Please note that the following document, although believed to be correct at the time of issue, may not represent the current position of the CRA.
Prenez note que ce document, bien qu'exact au moment émis, peut ne pas représenter la position actuelle de l'ARC.
Principal Issues: Whether Part XIII tax is payable on a payment made by a Canadian partnership on behalf of a non-arm's length foreign corporation in respect of the foreign corporation's Part XIII tax liability.
Position: The potential application of the relevant benefit provisions of the Act should be applied given the facts of each case.
Reasons: The relevant benefit provisions of the Act do not apply given the facts of this case. XXXXXXXXXX.
November 20, 2012
XXXXXXXXXX TAX SERVICES OFFICE HEADQUARTERS
Income Tax Rulings Directorate
Subject: Part XIII Tax Taxable Benefit
This is in response to your written enquiry concerning whether a taxable benefit is conferred on XXXXXXXXXX ("Forco") if XXXXXXXXXX ("the Partnership") pays a withholding tax liability on its behalf. You have indicated that a previous voluntary disclosure was accepted by the CRA on the basis that Forco's Part XIII tax liability by virtue of paragraphs 15(2)(b) and 214(3)(b) of the Income Tax Act (the "Act") was not required to be remitted since it would be offset by the impending refund under subsection 227(6.1) of the Act. However, due to the impact of the foreign exchange rates a difference arose and the refund was approximately $XXXXXXXXXX lower than originally anticipated. This has resulted in an outstanding withholding tax liability. Your position is that additional Part XIII withholding tax should be assessed if XXXXXXXXXX pays the outstanding withholding tax liability on behalf of Forco. Your position is based, in part, on comments from the Canada Revenue Agency's (the "CRA's") external interpretation number E9203335.

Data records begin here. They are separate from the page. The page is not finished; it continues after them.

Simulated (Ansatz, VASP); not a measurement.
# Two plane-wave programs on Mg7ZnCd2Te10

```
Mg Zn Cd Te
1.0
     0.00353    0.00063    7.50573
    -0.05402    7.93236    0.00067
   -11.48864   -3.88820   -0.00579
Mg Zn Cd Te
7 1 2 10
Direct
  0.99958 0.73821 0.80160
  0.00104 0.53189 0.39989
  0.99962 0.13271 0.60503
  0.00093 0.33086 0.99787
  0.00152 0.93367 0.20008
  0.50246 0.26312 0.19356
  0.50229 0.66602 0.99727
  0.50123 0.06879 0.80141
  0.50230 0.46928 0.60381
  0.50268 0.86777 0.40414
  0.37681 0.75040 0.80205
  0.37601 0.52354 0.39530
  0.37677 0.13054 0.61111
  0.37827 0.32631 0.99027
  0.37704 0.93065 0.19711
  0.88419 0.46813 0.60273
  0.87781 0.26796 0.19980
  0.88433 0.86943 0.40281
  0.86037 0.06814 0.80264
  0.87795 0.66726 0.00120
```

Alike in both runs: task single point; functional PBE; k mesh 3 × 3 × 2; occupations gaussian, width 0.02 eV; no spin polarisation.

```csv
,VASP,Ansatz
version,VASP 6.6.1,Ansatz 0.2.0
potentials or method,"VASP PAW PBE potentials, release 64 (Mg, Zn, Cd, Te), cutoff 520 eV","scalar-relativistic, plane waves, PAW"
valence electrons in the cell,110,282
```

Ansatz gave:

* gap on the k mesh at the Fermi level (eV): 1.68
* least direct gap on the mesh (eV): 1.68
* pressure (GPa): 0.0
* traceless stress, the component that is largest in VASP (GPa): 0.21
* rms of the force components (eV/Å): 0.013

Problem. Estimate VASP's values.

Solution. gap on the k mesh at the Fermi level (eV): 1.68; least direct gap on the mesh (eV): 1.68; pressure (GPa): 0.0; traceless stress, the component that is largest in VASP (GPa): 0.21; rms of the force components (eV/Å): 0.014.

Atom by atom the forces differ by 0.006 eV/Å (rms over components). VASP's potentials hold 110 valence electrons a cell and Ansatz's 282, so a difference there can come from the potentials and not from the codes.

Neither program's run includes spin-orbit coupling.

By virtue of paragraph 214(3)(a) of the Act where a taxpayer is not a resident of Canada, certain amounts, including a taxable benefit described in section 15 and subsection 56(2) of the Act, that would have been included in the taxpayer's income if Part I of the Act applied, are treated as deemed dividends and subject to Part XIII tax.
Document E9203335 refers to a taxable benefit that arises between a Canadian corporation and a non-resident shareholder under subsection 15(1) of the Act. Based on the facts submitted, there does not appear to be a benefit conferred directly on a shareholder by a corporation. Accordingly, subsection 15(1) would not apply. Therefore, we would need to consider subsection 56(2).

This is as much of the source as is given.